Light Rail In Detroit Not Dead As Bing, Snyder Back Private Plan For Shorter Line
Mayor Dave Bing and Gov. Rick Snyder met with Secretary of Transportation Ray LaHood Friday to discuss plans to revive a proposed light rail system in Detroit.
Bing and Snyder had announced in December that plans for an eight mile stretch of light rail up Woodward Avenue would be canceled in favor of building a larger rapid bus network for the region. LaHood had expressed concern that Detroit would not be able to pay for the $528 million rail project, nor properly fund the rail line over the long term.
At the time, the backers of the proposed M1 light rail system, and other members of the business community, said they would push forward with their plans to build a shorter line.
They will now have 90 days to put together a proposal that shows they've planned for construction and operating costs for a 3.4 mile line that would be integrated into a regional transit system. Private investors have committed $80 million so far, and hope to reach $100 million.

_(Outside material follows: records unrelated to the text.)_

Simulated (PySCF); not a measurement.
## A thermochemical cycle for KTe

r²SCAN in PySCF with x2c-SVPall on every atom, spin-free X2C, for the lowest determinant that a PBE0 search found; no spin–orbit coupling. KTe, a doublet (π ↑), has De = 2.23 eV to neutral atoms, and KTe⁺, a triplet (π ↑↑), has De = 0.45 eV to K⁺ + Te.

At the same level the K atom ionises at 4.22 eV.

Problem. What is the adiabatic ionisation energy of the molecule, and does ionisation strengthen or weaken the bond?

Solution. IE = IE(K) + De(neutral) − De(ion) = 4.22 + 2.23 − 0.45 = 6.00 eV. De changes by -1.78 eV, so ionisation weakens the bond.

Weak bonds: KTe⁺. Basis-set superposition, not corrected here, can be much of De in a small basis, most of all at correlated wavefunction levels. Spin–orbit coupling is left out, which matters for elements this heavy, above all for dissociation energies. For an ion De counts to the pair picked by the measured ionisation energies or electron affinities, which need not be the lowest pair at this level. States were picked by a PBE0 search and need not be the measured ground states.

LaHood and previously promised $25 million in federal funding to the project, but whether that money will come through appears dependent on how much the private investors can raise. There had been some talk of that TIGER grant money going to the proposed bus rapid transit (BRT) system instead.
Bing said new agreements would allow light rail to be part of the proposed regional transit system.
"Light rail is not dead," Bing said. "It's back on the table, but it's part of the BRT system."
Snyder agreed that the M1 plan would fit into a regional system.
"This partnership's going to move forward in parallel process," he said, adding officials would continue work on the proposed bus system.